New York


Frumkin Gallery

Maryan’s recent exhibition of paintings and lithographs at the Allan Frumkin Gallery is perhaps the most dazzling of his hallucinatory groups of personages seen here in several years. While Maryan’s work has always been notable for its level of sustained inventiveness and power to command acceptance as a penetrating look into modes of being central to human experience, in the past he has brought this about alternatively by a super-clear visionary exposition of his fantasy or, as in his last show, with such violence and ferocity that the paintings seemed to preserve the imprint of a collision between the image and the canvas.

In the current work elements of both these approaches may be seen, but thoroughly unified in a new mode. Keeping the plenitude of specific inventions distinguishing earlier work, Maryan’s painting now comes to form with a luxuriant and extremely plastic handling. What is unusual within this approach is that the artist has not been obliged to relinquish any of the scalding intensity of the more freely handled antecedent production. If anything, the entire experience gains considerably in force and depth of impact, since none of the invention is at all dry, nor is any part of the virtuosity undirected or inchoate.

Clues to the impulse behind this new manner show up in several paintings whose imagery is dependent on Vermeer and Goya; Maryan’s works contain his parallels to their respective lucidity and powerful feeling and the certainties of their techniques are emulated. The Personage After Vermeer takes off from the tantalizing back view self-portrait of The Artist in the Studio to produce a vigorous and brushy summation of the figure in 17th-century costume at work at the easel. Considerations of style apart, Maryan has obviously been intrigued with the indirection of Vermeer’s concept, related as it is to the enigma and allegory pervading his own work. The Goya personages eschew an easy burlesque of Goya’s horrifies for a more humane exfoliation of the imagery. Goya’s seated Defendant holding a taper becomes under Maryan’s brush several possible beings; the wretched butt forced to a posture of submission, the fool “touched by God” holding a fantastically sparkling wand, and perhaps the artist as the fantastically tricked out buffoon who reveals hard truths in cryptic and seemingly nonsensical form.

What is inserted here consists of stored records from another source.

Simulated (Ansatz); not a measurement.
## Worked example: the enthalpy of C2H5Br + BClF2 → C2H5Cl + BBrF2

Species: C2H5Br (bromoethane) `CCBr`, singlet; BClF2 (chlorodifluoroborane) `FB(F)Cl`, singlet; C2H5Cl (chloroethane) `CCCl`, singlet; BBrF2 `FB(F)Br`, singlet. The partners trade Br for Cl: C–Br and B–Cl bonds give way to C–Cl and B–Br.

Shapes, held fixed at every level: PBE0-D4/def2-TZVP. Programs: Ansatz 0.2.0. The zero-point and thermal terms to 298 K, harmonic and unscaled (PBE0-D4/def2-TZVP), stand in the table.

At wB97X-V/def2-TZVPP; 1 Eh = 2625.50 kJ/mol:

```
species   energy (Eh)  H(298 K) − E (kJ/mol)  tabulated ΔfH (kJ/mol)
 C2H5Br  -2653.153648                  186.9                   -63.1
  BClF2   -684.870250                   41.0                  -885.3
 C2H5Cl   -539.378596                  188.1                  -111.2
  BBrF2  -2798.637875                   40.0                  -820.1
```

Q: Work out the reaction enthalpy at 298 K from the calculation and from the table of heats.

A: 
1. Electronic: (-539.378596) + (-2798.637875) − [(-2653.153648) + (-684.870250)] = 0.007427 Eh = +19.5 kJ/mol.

Most of the paintings (and all of the eight lithographs) in the show present Maryan’s own invented creatures, enthroned in a stage-like space. They overpower the viewer with their costumes and attributes in brilliant pinks, oranges, yellows, and blues contrasted against black or pearl-grey grounds. In the case of the prints, an astonishing range of passages with crayon, tusche, and sgraffito forms sumptuosities of black and white rare in contemporary graphics. The grounds in both lithos and paintings are not mere backdrops but become, through their luminosity and dull radiance, indefinite spaces in which coruscations emanating from the figures burn and glow.

The figures themselves are both threatening and irresistibly fascinating in their garish majesty. Their emotional presence forces one to consider and choose a relationship with them. If he does not turn away from inability to tolerate the voltage, one must be caught up in an artistic revelation whose particulars may not be very comfortable. To consider these personages monstrous in an exclusively pejorative sense is a gross misapprehension of their essence. They are monstrous as is Ubu Roi or Genet’s White Queen, “out of nature” in that they surpass inclusively the possibilities of a single existence. For this very reason they attain to a universal human meaning. They are not types, but iconic formulations of the multiplicity and conflict at the root of human nature.